If you buy a property, you do not depreciate the land. You separate the land. You then apply this to the actual building structure itself.
Cost Segregation: Cost segregation is a tax engineering strategy that allows you to take accelerated depreciation or bigger depreciation upfront.
The first thing you have to do is apply a certain value to the land, which does not depreciate. Whatever’s left, that’s what we’re basing our depreciation deduction on. That $100,000 property might get you a $3,000 tax deduction every single year. With the accelerated depreciation, oftentimes it’s around 20% of that basis that you can take in the first five years in extra depreciation. If you have over $3,000 deduction, that’s great. In the first five years, you could take 20% of that $100,000 in extra. That is $20,000 over a five-year period. That’s an extra $4,000. You’re doubling your depreciation deduction. The cost of the study itself to get it done is usually cost-prohibitive to matching those tax savings.
It may cost a couple of thousand dollars to get it done on a property minimally. Whereas your tax benefit, we’re getting these deductions, but it’s not a refund check. What you’re doing with those deductions is you’re lowering your taxable liability, offsetting what’s the net value of that is going to be less than the actual deductions themselves. If you have a $100,000 property, you can apply this. Your net savings might be, in that example, $5,000 or $10,000 to pay a couple $2,000 to $3,000 to get a net savings of $5,000. It doesn’t make sense. The math doesn’t add up.
At what scale does it typically make sense? What are you seeing?
Just 10X that. If you have a $1 million property, you’re looking at a minimum of $50,000 to $100,000 net tax benefit. You have to pay the same fee, a few thousand dollars to get that done, that makes a lot of sense. You can scale that back and say, “I have a $500,000 building.” This is not only the unit count. I spoke to a guy and he’s like, “We’ve got a bunch of single-families in LA. They all cost $1 million minimum each.” It doesn’t depend on the actual unit count. It depends more on the purchase price.

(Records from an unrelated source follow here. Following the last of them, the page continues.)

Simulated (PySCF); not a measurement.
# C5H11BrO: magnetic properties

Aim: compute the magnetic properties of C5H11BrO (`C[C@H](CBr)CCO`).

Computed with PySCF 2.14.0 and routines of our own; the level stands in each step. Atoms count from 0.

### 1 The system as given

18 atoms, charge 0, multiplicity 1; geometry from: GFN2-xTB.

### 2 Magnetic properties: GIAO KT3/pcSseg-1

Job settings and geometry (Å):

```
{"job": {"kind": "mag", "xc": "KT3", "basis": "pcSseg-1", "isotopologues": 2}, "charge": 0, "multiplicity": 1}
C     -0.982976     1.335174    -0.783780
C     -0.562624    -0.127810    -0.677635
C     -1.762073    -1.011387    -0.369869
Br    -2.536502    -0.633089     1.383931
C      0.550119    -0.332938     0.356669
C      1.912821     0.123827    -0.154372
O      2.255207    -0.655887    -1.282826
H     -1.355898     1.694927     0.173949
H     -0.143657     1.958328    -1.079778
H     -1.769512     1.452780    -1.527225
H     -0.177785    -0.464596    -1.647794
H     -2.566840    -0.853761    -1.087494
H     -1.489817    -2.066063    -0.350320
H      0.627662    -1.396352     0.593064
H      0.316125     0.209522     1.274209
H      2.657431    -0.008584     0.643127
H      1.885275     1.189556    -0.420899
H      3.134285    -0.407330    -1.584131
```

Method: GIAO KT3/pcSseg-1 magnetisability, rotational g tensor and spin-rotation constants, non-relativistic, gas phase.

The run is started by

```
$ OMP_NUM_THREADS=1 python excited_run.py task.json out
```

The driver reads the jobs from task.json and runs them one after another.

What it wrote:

You said you can accelerate this and that’s what we’re doing here in 5, 7, 15-year buckets. What are some examples of stuff that falls into those buckets?
There are two main categories in 5-year and 15-year buckets. Five-year property is personal property. It’s anything that is inside of the building that’s not part of the structural components. We’re separating out from the main structure like the roof, doors, windows, walls, floor, all that infrastructure appreciates on a 27.5-year schedule. Everything else, we’re accelerating and segregating. We’re pulling out, reallocating stuff like personal property. It can include furniture, equipment, appliances, countertops, cabinets, wall coverings, carpeting, vinyl flooring. Even though it’s attached, it’s not permanent and it’s not structural. All that stuff and all the value of those things depreciate on a five-year schedule.
There are certain ways to affix certain things, so make sure that you can apply these so they’re not part of the structure, which is I learned more about this. That’s where you guys come in to figure out how to optimize this. Correct me if I’m wrong, but multifamily to me seems like one of the best areas to do this. If you took a warehouse, for instance, it is going to be a commercial property, depreciate over 39 years. Probably not a lot of stuff inside the warehouse that you can accelerate versus a 200-unit multifamily property, with lots of washers and dryers, dishwashers, cabinets, flooring and carpeting. It’s a lot. That’s advantageous. That’s why in my book, I talk about multifamily being the Holy Grail. That’s one of the reasons. What about stuff like landscaping? Would that qualify?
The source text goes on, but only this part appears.